How the Trump Oligarchy Works: The Case of Stephen Schwarzman
Blackstone was in the news Wednesday because it’s creating a new business unit to tap private equity’s prospective new market in 401(k) plans. Private equity, which used to be called leveraged buyouts before the junk-bond king Michael Milken gave them a bad name, is a largely unregulated extractive financial industry wherein a firm purchases an existing business with borrowed capital; assigns that debt to the business in question; charges management fees to the business for cutting overhead (typically through layoffs); and then resells whatever’s left, typically but not always in a public offering.

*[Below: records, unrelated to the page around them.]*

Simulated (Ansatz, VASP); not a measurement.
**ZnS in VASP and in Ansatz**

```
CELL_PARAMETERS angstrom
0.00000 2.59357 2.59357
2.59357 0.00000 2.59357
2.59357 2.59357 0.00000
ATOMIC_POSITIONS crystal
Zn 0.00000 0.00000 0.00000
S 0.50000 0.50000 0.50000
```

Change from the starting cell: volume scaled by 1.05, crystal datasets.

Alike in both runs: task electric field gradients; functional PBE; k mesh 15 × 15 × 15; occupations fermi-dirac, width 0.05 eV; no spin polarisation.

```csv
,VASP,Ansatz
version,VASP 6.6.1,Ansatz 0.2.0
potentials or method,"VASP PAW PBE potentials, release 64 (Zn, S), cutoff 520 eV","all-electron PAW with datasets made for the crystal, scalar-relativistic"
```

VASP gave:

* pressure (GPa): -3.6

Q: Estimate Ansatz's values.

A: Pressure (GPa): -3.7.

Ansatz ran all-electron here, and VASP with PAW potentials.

Like much of the shadow banking world, private equity can be highly lucrative, but it also entails risk that nobody will want to buy the stripped-down, debt-burdened asset in question. (Indeed, there’s some worry private equity will take down the entire economy.) Consequently, private equity investment has in the past been limited to wealthy investors and large professionally managed funds that can tolerate significant losses. But there are only so many of those, so the private equity industry started lobbying the federal government to give it access to defined-contribution pensions, such as 401(k)s. “In life, you have to have a dream,” Schwarzman said on a conference call with financial analysts in 2017. “And one of the dreams is our desire—and the market’s need—to have more access” to the savings of ordinary people.
In 2020, the Trump Labor Department signaled informally that a retirement adviser wouldn’t violate his fiduciary duty if he recommended that a defined-contribution pension invest in private equity. But the following year, the Biden Labor Department distanced itself from that opinion. Then, this past August, the Labor Department, once again under Trump, distanced itself from that distancing.